Add MPI speedup to pysteps blending
At RMI we are aiming to run pysteps in an operational environment. One thing that could improve copute time is adding MPI optionality. More info will be provided later in this thread by @mpvginde
The STEPS blending routine was recently refactored for clarity, but its performance footprint is still unknown. The historical “MPI version” that sat in a separate steps_mpi.py file tried to gain speed via mpi4py, while the new code is still single-process (although cleaner). Before we invest engineering time into reviving/rewriting a full MPI backend, we need solid evidence that parallelisation is worth the maintenance cost – and that MPI is the right flavour of parallelism.

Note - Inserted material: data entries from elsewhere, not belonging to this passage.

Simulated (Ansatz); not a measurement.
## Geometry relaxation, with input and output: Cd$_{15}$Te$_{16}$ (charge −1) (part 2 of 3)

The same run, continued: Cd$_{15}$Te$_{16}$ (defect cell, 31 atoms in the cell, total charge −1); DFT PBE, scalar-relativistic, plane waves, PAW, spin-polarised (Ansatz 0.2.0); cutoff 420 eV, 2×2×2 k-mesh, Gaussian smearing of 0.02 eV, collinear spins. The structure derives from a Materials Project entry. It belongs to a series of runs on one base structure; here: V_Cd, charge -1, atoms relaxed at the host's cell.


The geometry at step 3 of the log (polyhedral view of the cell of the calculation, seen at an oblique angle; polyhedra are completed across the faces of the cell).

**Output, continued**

Below a suggestion of future steps:
1 · Candidate approaches
| Option | One-liner description |
|---|---|
| MPI4Py (manual scaling) | Revive steps_mpi through a clean adapter; launch with mpirun. |
| xarray → dask.array → Dask scheduler | Store fields as xarray objects, let Dask manage chunked execution across cores/nodes. |
2 · Benchmark we must run
Measure wall-clock time and peak RAM for an identical 60-min, 12-member forecast on two machines (laptop 8 cores, HPC 2 × 20 cores).
| Label | What we test |
|---|---|
| A | Old master branch (pre-refactor) |
| B | New master branch (current, single-process) |
| C | Old mpi-steps (pre-refactor) |
| D | Branch B plus prototype MPI adapter (same code paths, split over ranks) |
| E | Branch B plus prototype xarray code (same code paths, split over ranks) |
3 · Acceptance & decision rule
Deliverables
- [ ] Repro script(s) that run A, B, C and dump timing results (CSV).
- [ ] Results table posted in this thread.
Decision
If C is ≥ 20 % faster than B on the HPC node and scales close to linearly, we proceed with a full MPI rewrite of STEPS blending.
Otherwise we keep single-process and explore the Dask route instead.